Algorithm 2 Diversified assimilation and new revolution.

1: Add all solutions of Empire 1 into the retained set $\mathrm{\Omega }$ 2: Choose colonies from Empire 1 by probability $U_{A_1}$, and execute assimilation between each chosen colony and its imperialist. 3: Select colonies of Empire 1 in terms of revolution probability $U_{R_2}$, and apply multiple neighborhood search to each chosen colony. 4: Choose the best $N{C}_1+1$ solutions from the retained set $\mathrm{\Omega }$; replace all solutions in Empire 1; decide on the new imperialist. 5: for$k=2$ to $N_{im}-1$ do 6:    calculate ${\tilde{c}}_k={\sum }_{x_i\in Q_k}\left(c_i-c_k\right)/\phantom{{\tilde{c}}_k={\sum }_{x_i\in Q_k}\left(c_i-c_k\right)N{C}_k}N{C}_k$. 7:    if ${\tilde{c}}_k<\alpha \times c_k$ then 8:      implement assimilation with $U_{A_1}$ and revolution with $U_{R_1}$ as done in Empire 1. 9:    else 10:      execute assimilation with $1-U_{A_1}$ and revolution with $1-U_{R_1}$ as done in Empire 1. 11:    end if 12: end for 13: For empire $N_{im}$, choose colonies with probability $U_{A_2}$; execute assimilation between each chosen colony and one of the best $\beta$ solutions in $\mathrm{\Omega }$; perform revolution with $U_{R_3}$ in the same way as for Empire 1.
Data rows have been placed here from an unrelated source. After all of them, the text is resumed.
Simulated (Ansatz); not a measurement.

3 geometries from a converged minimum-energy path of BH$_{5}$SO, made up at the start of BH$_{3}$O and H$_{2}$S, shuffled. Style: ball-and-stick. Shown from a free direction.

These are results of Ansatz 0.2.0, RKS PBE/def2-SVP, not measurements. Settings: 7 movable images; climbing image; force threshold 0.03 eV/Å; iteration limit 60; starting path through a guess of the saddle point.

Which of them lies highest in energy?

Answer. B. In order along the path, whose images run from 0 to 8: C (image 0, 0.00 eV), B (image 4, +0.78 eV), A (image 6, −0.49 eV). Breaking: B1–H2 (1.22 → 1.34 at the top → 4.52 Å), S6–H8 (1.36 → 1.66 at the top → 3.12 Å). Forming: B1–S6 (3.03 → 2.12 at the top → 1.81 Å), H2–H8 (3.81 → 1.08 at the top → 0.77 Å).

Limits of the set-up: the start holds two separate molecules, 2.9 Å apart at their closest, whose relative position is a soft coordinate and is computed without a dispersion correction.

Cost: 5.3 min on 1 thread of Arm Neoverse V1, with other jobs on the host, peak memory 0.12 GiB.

In Algorithm 2, the assimilation probability or learning object differ from each other in different types of empires. For example, in the worst empire, its imperialist may have low quality and cannot guide the colony, so the colony learns from one best solution of P to obtain high-quality solutions.

Algorithm 2 also shows revolution in each type of empire. A multiple-neighborhood search is used in revolution. There are seven neighborhood structures: ${\mathcal{N}}_1,{\mathcal{N}}_2,\cdots ,{\mathcal{N}}_7$.

${\mathcal{N}}_1$ is described as follows. Move a job with the biggest tardiness from its current machine $M_k$ to a randomly chosen machine $M_w$ ($w\ne k$). ${\mathcal{N}}_2$ is performed for two randomly chosen machines $M_{k_1}$ and $M_{k_2}$; shift the job with the biggest tardiness from $M_{k_1}$ to $M_{k_2}$. ${\mathcal{N}}_3$ is also applied for two randomly chosen machines $M_{k_1}$ and $M_{k_2}$ by exchanging the job with the biggest tardiness on $M_{k_1}$ and the job with the smallest tardiness on $M_{k_2}$.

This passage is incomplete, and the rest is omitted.